This reminds me that balance is the most important thing on which I'll work over the next few weeks. It has been crucial all along, but is especially so now. I'm balancing the welfare of my family with the importance of the meeting, balancing the feeling of risk with the available science, balancing fear with courage and risk with safety.

I can't hold balance. I'm constantly falling out of it. That sounds bad, but I'm also always in the process of returning to balance. Two nights ago I couldn't sleep thinking all was lost. The next morning I saw the sunlight. Last night I slept well. This morning it's grey outside and in.
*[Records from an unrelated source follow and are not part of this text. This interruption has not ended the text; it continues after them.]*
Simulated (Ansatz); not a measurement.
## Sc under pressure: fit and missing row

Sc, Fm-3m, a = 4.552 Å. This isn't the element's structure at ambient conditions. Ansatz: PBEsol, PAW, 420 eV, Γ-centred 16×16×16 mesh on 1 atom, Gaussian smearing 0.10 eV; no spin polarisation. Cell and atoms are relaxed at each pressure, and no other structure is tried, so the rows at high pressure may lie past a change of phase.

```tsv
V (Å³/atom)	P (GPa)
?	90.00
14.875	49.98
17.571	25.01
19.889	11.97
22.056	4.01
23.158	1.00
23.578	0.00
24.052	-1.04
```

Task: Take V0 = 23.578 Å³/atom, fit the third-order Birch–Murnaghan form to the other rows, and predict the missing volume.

As for the meeting, everyone there is smart, thoughtful, and careful. All of us will wash hands before, stay six feet apart, and not shake hands. Maybe we will begin by acknowledging our concerns and the ways in which we feel out of balance. From there we can proceed.

Yesterday, worrying over all this, I stopped to watch my daughters outside, playing with the dog, doing a photo shoot. I saw people jogging and walking past the house. I sat next to my wife on the couch. I knew that my mother was only a phone call away. I took a deep breath and felt just that much more calm, cleansed, and dare I say balanced in that moment. Before I could worry that the moment would end, I took another breath, this time closing my eyes and trusting that I won't fall down.

Love Thy Neighbor?

I'm pretty sure I read somewhere that someone important suggested (maybe commanded) I love my neighbor as I love myself. Something to that effect. I believe in that. It's sensible, thoughtful, and healthy.

However.

My next door neighbor's dog is barking outside. This is not unusual. It's almost noon, so that's better than when he barks from six to six-thirty in the morning or eleven-thirty to midnight. Still, it has been ten minutes of the dog barking at passing people, dogs, and sometimes cars and leaves. The bark is deep and strong. Were I a good person, I'd think of him as Walt Whitman sounding his barbaric yawp across the rooftops of the world.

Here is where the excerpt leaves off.